# 7.3: Properties of Matrices

The objects of study in linear algebra are linear operators. We have seen that linear operators can be represented as matrices through choices of ordered bases, and that matrices provide a means of efficient computation.

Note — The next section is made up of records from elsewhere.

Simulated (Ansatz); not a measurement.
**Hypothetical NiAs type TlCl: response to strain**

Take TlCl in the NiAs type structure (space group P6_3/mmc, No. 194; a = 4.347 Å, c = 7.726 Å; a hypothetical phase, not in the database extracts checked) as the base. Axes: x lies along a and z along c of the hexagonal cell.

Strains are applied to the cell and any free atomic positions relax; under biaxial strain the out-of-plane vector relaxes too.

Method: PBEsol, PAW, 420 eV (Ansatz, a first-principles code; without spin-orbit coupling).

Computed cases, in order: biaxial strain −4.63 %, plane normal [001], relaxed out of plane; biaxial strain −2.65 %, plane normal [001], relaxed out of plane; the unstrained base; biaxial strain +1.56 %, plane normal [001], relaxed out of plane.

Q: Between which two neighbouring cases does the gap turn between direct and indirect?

We now begin an in depth study of matrices.

Definition

An $$r\times k$$ matrix $$M=(m^{i}_{j})$$ for $$i=1, \ldots, r; j=1, \ldots, k$$ is a rectangular array of real (or complex) numbers:

$M = \begin{pmatrix} m_{1}^{1} & m_{2}^{1} & \cdots & m_{k}^{1} \\ m_{1}^{2} & m_{2}^{2} & \cdots & m_{k}^{2} \\ \vdots & \vdots & & \vdots \\ m_{1}^{r} & m_{2}^{r} & \cdots & m_{k}^{r} \\ \end{pmatrix}\, .$
The numbers $$m^{i}_{j}$$ are called entries. The superscript indexes the row of the matrix and the subscript indexes the column of the matrix in which $$m_{j}^{i}$$ appears.

An $$r\times 1$$ matrix $$v = (v^{r}_{1}) = (v^{r})$$ is called a column vector, written $$v = \begin{pmatrix}v^{1}\\v^{2}\\ \vdots \\ v^{r} \end{pmatrix}\, .$$  A $$1\times k$$ matrix $$v = (v^{1}_{k}) = (v_{k})$$ is called a $$\textit{row vector}$$, written $$v = \begin{pmatrix}v_{1} & v_{2} & \cdots & v_{k} \end{pmatrix}\, .$$

The $$\textit{transpose of a column vector}$$ is the corresponding row vector and vice versa:

Example 73

Let
$$v=\begin{pmatrix}1\\2\\3\end{pmatrix}\, .$$
Then
$$v^{T}=\begin{pmatrix}1 &2 &3\end{pmatrix}\, ,$$
and $$(v^{T})^{T}=v$$.

A matrix is  an efficient way to store information:

Example 74

In computer graphics, you may have encountered image files with a .gif extension. These files are actually just matrices: at the start of the file the size of the matrix is given, after which each number is a matrix entry indicating the color of a particular pixel in the image.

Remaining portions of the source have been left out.